Skip to content

Benchmark comparison with Rust regex crate #10

@i11010520

Description

@i11010520

Here is a benchmark comparison between zig-regex and the Rust regex crate (generated via OpenCode / DeepSeek V4 Flash Free).
While Zig wins on I/O and process startup time, zig-regex lags significantly behind in search throughput—especially for findAll.

What architectural changes or optimizations could we introduce to improve zig-regex performance for both single-match and multi-match operations, particularly for findAll?


zig-regex vs Rust regex crate — Performance Comparison

Date: 2026-06-02
Platform: Apple M4, macOS
Zig: 0.16.0
Rust: 1.96.0
Rust regex crate: 1.12.3
zig-regex: zig-utils/zig-regex @ latest (2026-06-02)

Methodology

We compare the search throughput of both engines — how fast they can count all
matches of a pattern in a haystack — excluding process startup time.

Each program:

  1. Reads the full haystack from stdin into memory
  2. Compiles the regex pattern
  3. Runs 1 warmup iteration (ignored from timing)
  4. Records a timestamp
  5. Runs N iterations (scanning the full haystack each time)
  6. Records another timestamp
  7. Prints total_matches iterations elapsed_ns to stdout

The elapsed time divided by iterations gives the time per full-scan.

Haystack

A 1.17 MB synthetic text file generated from a pool of words:
hello, world, foo123, bar456, baz789, test, regex, zig, rust

Generated with:

import random
words = ['hello', 'world', 'foo123', 'bar456', 'baz789', 'test', 'regex', 'zig', 'rust']
text = ' '.join(random.choice(words) for _ in range(200000))

Programs

Rust (/tmp/rust-bench)

use std::io::Read;
use std::time::Instant;
use regex::Regex;

fn main() {
    let args: Vec<String> = std::env::args().collect();
    let pattern = &args[1];
    let iterations: usize = args.get(2).and_then(|s| s.parse().ok()).unwrap_or(1);

    let mut haystack = String::new();
    std::io::stdin().read_to_string(&mut haystack).unwrap();

    let re = Regex::new(pattern).unwrap();
    let _ = re.find_iter(&haystack).count(); // warmup

    let start = Instant::now();
    let mut total = 0usize;
    for _ in 0..iterations {
        total += re.find_iter(&haystack).count();
    }
    let elapsed = start.elapsed();

    eprintln!("{} {} {}.{:09}", total, iterations, elapsed.as_secs(), elapsed.subsec_nanos());
}

Uses regex::Regex::find_iter — a lazy, zero-allocation iterator over match
positions. No per-match heap allocations.

Zig (/tmp/zig-bench)

Uses the zig-utils/zig-regex library, built with -Doptimize=ReleaseFast.
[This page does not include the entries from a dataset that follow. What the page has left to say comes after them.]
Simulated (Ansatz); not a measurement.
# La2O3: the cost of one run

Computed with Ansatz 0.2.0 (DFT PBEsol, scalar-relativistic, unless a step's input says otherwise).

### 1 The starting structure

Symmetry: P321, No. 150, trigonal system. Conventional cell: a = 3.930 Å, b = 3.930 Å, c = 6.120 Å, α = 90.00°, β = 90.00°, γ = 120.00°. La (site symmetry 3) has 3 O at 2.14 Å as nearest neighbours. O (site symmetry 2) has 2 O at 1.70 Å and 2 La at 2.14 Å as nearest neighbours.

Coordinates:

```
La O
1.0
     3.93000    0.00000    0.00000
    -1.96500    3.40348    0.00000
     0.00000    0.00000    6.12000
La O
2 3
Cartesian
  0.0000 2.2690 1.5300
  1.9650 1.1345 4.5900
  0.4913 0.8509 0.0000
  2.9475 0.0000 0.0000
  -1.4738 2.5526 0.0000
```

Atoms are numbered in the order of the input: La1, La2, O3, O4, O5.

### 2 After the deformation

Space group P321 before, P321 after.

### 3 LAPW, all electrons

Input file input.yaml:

const std = @import("std");
const Regex = @import("regex").Regex;

pub fn main(init: std.process.Init) !void {
    const allocator = init.gpa;
    const arena = init.arena.allocator();
    const io = init.io;

    const args = try init.minimal.args.toSlice(arena);
    const pattern = args[1];
    const iterations: usize = if (args.len > 2) try std.fmt.parseInt(usize, args[2], 10) else 1;

    var stdin_buf: [4096]u8 = undefined;
    var reader = std.Io.File.stdin().reader(io, &stdin_buf);
    var result: std.ArrayList(u8) = .empty;
    defer result.deinit(allocator);
    var chunk: [4096]u8 = undefined;
    while (true) {
        const n = try reader.interface.readSliceShort(&chunk);
        if (n == 0) break;
        try result.appendSlice(allocator, chunk[0..n]);
    }
    const haystack = try result.toOwnedSlice(allocator);
    defer allocator.free(haystack);

    var regex = try Regex.compile(allocator, pattern);
    defer regex.deinit();

    const warm_matches = try regex.findAll(allocator, haystack);
    defer {
        for (warm_matches) |*m| m.deinit(allocator);
        allocator.free(warm_matches);
    }

    const start = std.Io.Clock.awake.now(io);
    var total: usize = 0;
    var i: usize = 0;
    while (i < iterations) : (i += 1) {
        const matches = try regex.findAll(allocator, haystack);
        defer {
            for (matches) |*m| m.deinit(allocator);
            allocator.free(matches);
        }
        total += matches.len;
    }
    const end = std.Io.Clock.awake.now(io);
    const elapsed = start.durationTo(end);

    var buf: [64]u8 = undefined;
    var stdout_w = std.Io.File.stdout().writer(io, &buf);
    const stdout = &stdout_w.interface;
    try stdout.print("{} {} {}\n", .{ total, iterations, elapsed.nanoseconds });
    try stdout.flush();
}

Uses Regex.findAll — allocates a Match struct (with per-group capture slices)
for every match on every call. Each call also re-initializes the internal VM.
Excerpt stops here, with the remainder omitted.